Saturday, March 08, 2003



Promised Land

"Your mom has good taste."

So reads a recent e-mail from Hershel Parker, who apparently saw a note on this site -- or somewhere -- where I said that my mom had given me the first volume of his massive Herman Melville biography. I look forward to the book; for now, I continue to commit myself to an ass-backwards Melville reading program: very casual and at whatever pace I choose. Having started with Pierre and the later works, I have proceeded to the very beginning and will work my way up to where I first arrived. This way I wind up at Moby Dick.

Melville is a writer of great symphonic depths, and he's sometimes a dull one; Faulkner is the same way. People who push the limits can push your patiernce, too. Typee is neither a dull book nor a masterly one, but there's no question a master wrote it. Part of the excitement of reading it is that you know the author has greatness within his reach; it's lovely in and of itself, but there's also a sense you have of how those talents would blossom; you can see a style that has found itself and is ripening. You see someone born to write.

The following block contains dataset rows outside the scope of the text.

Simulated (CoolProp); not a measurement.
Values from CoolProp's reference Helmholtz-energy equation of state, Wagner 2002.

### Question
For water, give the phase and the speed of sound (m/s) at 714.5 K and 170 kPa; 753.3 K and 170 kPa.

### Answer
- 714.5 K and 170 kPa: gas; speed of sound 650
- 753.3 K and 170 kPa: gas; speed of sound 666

Typee is a superb book of travel and recollection and amused thoughtfulness, and it suggests the full, restless, unquenchable and unsatisfied spirit oif a writer who can never plunge deep enough into experience, and will tax his memory and imagination to the last dreg to bring his art into fruition. It has an easygoing but muscular style; casually philosophical and not that complex. It's the work of a young man, sticking to what he knows, drawing out of the material all he can, which is a lot.

The book is about life amidst a strange sort of paradise: a Tahitian society that is the opposite of 19th Century life, and of civilized life since. Melville arrived in such a place when he and a felllow sailor, Toby, ditched the ship Acushnet in 1842; in this purportedly true "peep at Polynesian life," Melville is Tommo and Toby is Toby and how accountably true the book is is, I suppose, anyone's guess. The island of Nukaheva where they arrive is one ruled by the most casual joys and easy amusements, a land of milk and honey, of manna, a land generously blessed with breadfruit for food and trees whose bark can be rendered into clothing. People don't wear themselves out with work or trouble themselves all that much with God; the Deity is somewhat iffy, religion as a formalized practice is largely unknown and the enforced customs and taboos seem to have been chosen at random. People run around naked, the sex (Melville suggests) is free and easy, and people are happy -- happier, certainly, than the missionaries who are so intent on civilizing them and the armies who exploit and terrorize them.

It's no wonder why Melville's debut was the most popular of his books in his lifetime. It describes in rich detail every custom, from how breadfruit is processed into food to the uses of tree bark to make cloth to the intricacies of using a shark's tooth as a tattooing needle. It's like a National Geographic special with a touch of Rousseau, as our narrator reflectively ponders whether this new world is more or less savage than the one he grew up in. Cannibals they are, but cannibals who only eat their enemies, and who only respond violently when their way of life is threatened: "Thus it is that they whom we denominate `savages' are made to deserve the title."

Among the characters are the servant Koro-Koro -- in whom one sees shades of Queequeg -- his father Marheyo, the chief Mehevi, and the thoroughly delightful Fayaway, a bare-breasted tropical houri:

How captivating is a Peruvian lady, swinging in her gaily-woven hammock of grass, extended between two orange-trees, and inhaling the fragrance of a choice cigarro!

But Fayaway, holding in her delicately formed olive hand the long yellow reed of her pipe, with its quaintly carved bowl, and every few moments languishingly giving forth light wreaths of vapour from her mouth and nostrils, looked still more engaging.

We floated about thus for several hours, when I looked up to the warm, glowing, tropical sky, and then down into the transparent depths below; and when my eye, wandering from the bewitching scenery around, fell upon the grotesquely-tattooed form of Kory-Kory, and finally, encountered the pensive gaze of Fayaway, I thought I had been transported to some fairy region, so unreal did everything appear.

I'll leave it to scholars to say where truth ends and imagination begins in Typee; whatever this book is, it unfolds like a dream.